The Foxconn campus in the Wisconn Valley Science and Technology Park in the Village of Mount Pleasant, Wisconsin
Growing room: few buildings occupy Foxconn’s Mount Pleasant site © Mark Hertzberg/ZUMA Wire/Shutterstock

When a Wisconsin lawmaker was driving home from Chicago last month, he pulled over outside the Foxconn plant in Mount Pleasant, Wisconsin, and was struck by how empty the area looked.

“There literally is a gorgeous six-lane highway that was built for 18,000 vehicles and automated trucks [that looks] totally abandoned. It’s incredible,” says representative Gordon Hintz, a member of the Wisconsin State Assembly.

The highway had been expanded to accommodate the transport of electronics produced at the site, which is operated by the Taiwanese multinational best known for assembling the iPhone.

On July 12 2017, Wisconsin’s then-governor Scott Walker, a Republican, and then-Foxconn chief executive Terry Gou signed a 14-word agreement drafted in pen on a single piece of paper: Foxconn would invest $10bn to build a 20mn sq ft manufacturing campus and create 13,000 jobs, which the state of Wisconsin would incentivise to the tune of $3bn.

The deal electrified the Republican party leadership at the time: President Donald Trump and House speaker Paul Ryan, a Wisconsin representative, were both eager to bill themselves as revitalisers of the US manufacturing sector. For Gou and Foxconn, the plant announcement came at a time when the Trump administration was considering tariffs on electronic imports.

At one point, Trump dubbed the future plant “the eighth wonder of the world”. But the sprawling complex and 13,000 jobs never came, and the project has become a case study in the gap between dealmaking hype and on-the-ground reality.
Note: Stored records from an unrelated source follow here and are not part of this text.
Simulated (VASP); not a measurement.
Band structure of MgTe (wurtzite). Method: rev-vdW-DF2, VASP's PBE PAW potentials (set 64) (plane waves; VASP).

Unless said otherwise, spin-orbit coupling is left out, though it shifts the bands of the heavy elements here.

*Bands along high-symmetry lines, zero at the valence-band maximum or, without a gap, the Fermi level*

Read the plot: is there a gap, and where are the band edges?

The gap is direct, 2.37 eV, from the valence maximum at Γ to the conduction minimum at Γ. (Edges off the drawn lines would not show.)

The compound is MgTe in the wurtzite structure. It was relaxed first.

Spherical building at the Foxconn campus in the Wisconn Valley Science and Technology Park in the Village of Mount Pleasant, Wisconsin
Sphere of influence: Foxconn says its Wisconsin plant is a ‘key strategic asset’ © Mark Hertzberg/ZUMA Wire/Shutterstock

Only four buildings, including a conspicuous glass sphere, were constructed at Mount Pleasant, which, though it describes itself as a village, has a population of about 28,000.

US media reports over the past few years have detailed allegations from Foxconn employees who said they had nothing to do at the plant, while the company has given few details about what, if anything, is being made there.

One former employee, who asked for anonymity, estimates that in a three-month period this year, only one month featured work to do, when the plant was producing motherboards for Google and Amazon servers.

“Very quickly after that [initial announcement], it just sounded too good to be true,” says Kelly Gallaher, a local resident who runs watchdog group A Better Mount Pleasant.


In its original announcement, Foxconn said it would use the plant to make Gen 10.5 LCD screens, the latest generation of the display technology. It abandoned those plans and said it would make smaller Gen 6 screens, but subsequently gave those up, too.

Sources say Foxconn has spent years trying to figure out what to do with the plant. The company counters that “the macro-environment for the global technology industry has changed very dramatically” since 2017, and says it “does not disclose the nature of our manufacturing operations to protect aspects of commercial sensitivity”.

The company says it has “continued to find ways to create new business opportunities in Wisconsin, while also investing over $1bn and hiring hundreds of employees”.

Substantial investment has come from the local community too. Together with surrounding Racine County, Mount Pleasant bought up land to create the 3,000-acre Foxconn site, with compulsory purchase a possible option, says Robin Palm, a municipal planner for the village. According to a payout spreadsheet seen by the Financial Times, Mount Pleasant spent over $181mn buying up private property.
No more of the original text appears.